My Approaching Delightful CD Crisis —
Archivists don’t always talk about it, but you have to do refreshes occasionally if you really want your stuff to survive. Pawing through piles, blowing off dust, scrubbing down computers. It doesn’t matter how nice your facility is but you have to do these things. And my facility (my house) ain’t so nice. I’ve been going through my collections/projects in my office and found a bunch of stuff that I have to get moving on.
Among this is cd.textfiles.com, that erstwhile collection of shareware CD-ROMs and CD-ROM-based archive stuff that has ballooned well past every other site on textfiles.com. Weighing in around 205gb, it’s just a monster to deal with. But that’s not the problem.
The problem is I’m about to triple its size.

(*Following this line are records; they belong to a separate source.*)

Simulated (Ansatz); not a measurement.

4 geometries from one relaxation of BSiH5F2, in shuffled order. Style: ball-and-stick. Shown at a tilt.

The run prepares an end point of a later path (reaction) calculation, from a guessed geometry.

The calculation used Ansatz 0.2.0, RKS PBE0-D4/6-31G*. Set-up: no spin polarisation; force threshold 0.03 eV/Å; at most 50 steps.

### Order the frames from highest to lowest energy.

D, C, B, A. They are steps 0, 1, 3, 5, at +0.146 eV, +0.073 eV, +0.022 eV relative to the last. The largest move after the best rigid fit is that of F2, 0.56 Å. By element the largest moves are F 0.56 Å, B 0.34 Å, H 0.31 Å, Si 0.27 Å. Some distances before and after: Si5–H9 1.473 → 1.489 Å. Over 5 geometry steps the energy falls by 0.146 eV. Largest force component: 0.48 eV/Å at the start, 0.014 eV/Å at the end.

Some time ago, I was asked to provide ISO images of these CD-ROMs where possible, providing pristine digital captures of the data. I agreed, along with label scans and the rest. These will be added to cd.textfiles.com over time. Additionally, I’ll be adding Apple Macintosh disks, in some way that makes sense. (It’s a little weird to add them.) I have over 100 of those to add. And their ISOs.
So really, there’s this cascading flood of data I’m about to blow out onto the net. It’s going to make a lot more stuff available. It’s going to be quite exciting. It’s also meant I bought another hard drive I’m installing into the server, a 750gb, to handle all this incoming data.
This, and all the similar issues I’m encountering, are delightful crises; the problem of too much stuff, the problem of too much interesting things to do, the problem of so many things to accomplish. My days are not filled with aimless wandering; they’re filled with excitement of wondering which amazing thing to work on, and how much more of stuff to add to the piles.
It’s a busy bunch of months ahead, indeed.